The Perl Toolchain Summit needs more sponsors. If your company depends on Perl, please support this very important event.

NAME

SWISH::Prog - build Swish-e programs

SYNOPSIS

  # create a Prog module by subclassing SWISH::Prog and SWISH::Prog::Doc
  package MyProg;
  use base qw( SWISH::Prog );
  
  sub ok
  {
    my $prog = shift;
    my $doc = shift;
    
    # index everything
    1;
  }
  
  1;
  
  package MyProg::Doc;
  use base qw( SWISH::Prog::Doc );
  
  # pass content untouched
  
  1;
  
  # elsewhere:
  use MyProg;
  use Carp;
  
  my $prog = My::Prog->new(
                name    => 'myindex',
                opts    => '-W1 -v0',
                config  => 'some/swish/config/file',
                );
                
  $prog->find('some/dir');
          

DESCRIPTION

SWISH::Prog is a framework for indexing document collections with Swish-e. This module is a collection of utility methods for writing your own applications.

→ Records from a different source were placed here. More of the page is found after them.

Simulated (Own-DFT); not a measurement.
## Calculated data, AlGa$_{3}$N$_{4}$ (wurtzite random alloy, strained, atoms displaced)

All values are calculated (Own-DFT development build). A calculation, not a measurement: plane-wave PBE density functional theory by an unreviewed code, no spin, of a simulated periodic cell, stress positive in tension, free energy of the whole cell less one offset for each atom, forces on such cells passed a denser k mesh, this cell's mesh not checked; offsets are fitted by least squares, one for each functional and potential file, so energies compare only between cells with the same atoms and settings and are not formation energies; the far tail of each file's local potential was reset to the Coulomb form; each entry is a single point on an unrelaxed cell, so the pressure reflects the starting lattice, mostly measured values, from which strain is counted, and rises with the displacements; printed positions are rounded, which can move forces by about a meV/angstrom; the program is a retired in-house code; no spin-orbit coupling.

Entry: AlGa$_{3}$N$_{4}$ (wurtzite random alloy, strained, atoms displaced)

The API is a work in progress and subject to change.

METHODS

All of the following methods may be overridden when subclassing this module.

new( %opts )

Instantiate a new SWISH::Prog object. %opts may include:

ua

User Agent for fetching remote files. By default this is a LWP::UserAgent object with default settings, but you could pass in your own LWP::UserAgent with your own settings, or any other user agent that supports the same methods.

name

Full path name of the index. Ignored if fh is passed.

config

Either a full path name to a Swish-e config file, or a SWISH::Prog::Config object. See Swish-e and SWISH::Prog::Config documentation.

fh

A filehandle reference. If set, fh will override any options related to the swish-e command and instead write all output to the filehandle.

Example:

 fh => *STDOUT{IO}
 

will write all output to stdout and will not open a pipe to the swish-e command.

The default filehandle is named SWISH and is tied via a piped open() to the swish-e -S prog -i stdin command.

If set to 0 or undef, the filehandle will default to STDOUT as in the example above. Use this feature to cache all output in a file for later indexing or debugging.

See fh().

debug

Print stuff on stderr.

strict

Perform sanity checks on content types for documents retrieved using User Agent. You might want this if you want to verify the content type against the actual content of the file.

You may pass any other key/value pairs you want and deal with them by overriding init().

You probably don't want to override new(). See init() and init_indexer() instead.

init

Called within new() after the object is blessed and internal initialization is done.

This method is designed to be overridden in your subclass. Only the object is passed. Return value is ignored.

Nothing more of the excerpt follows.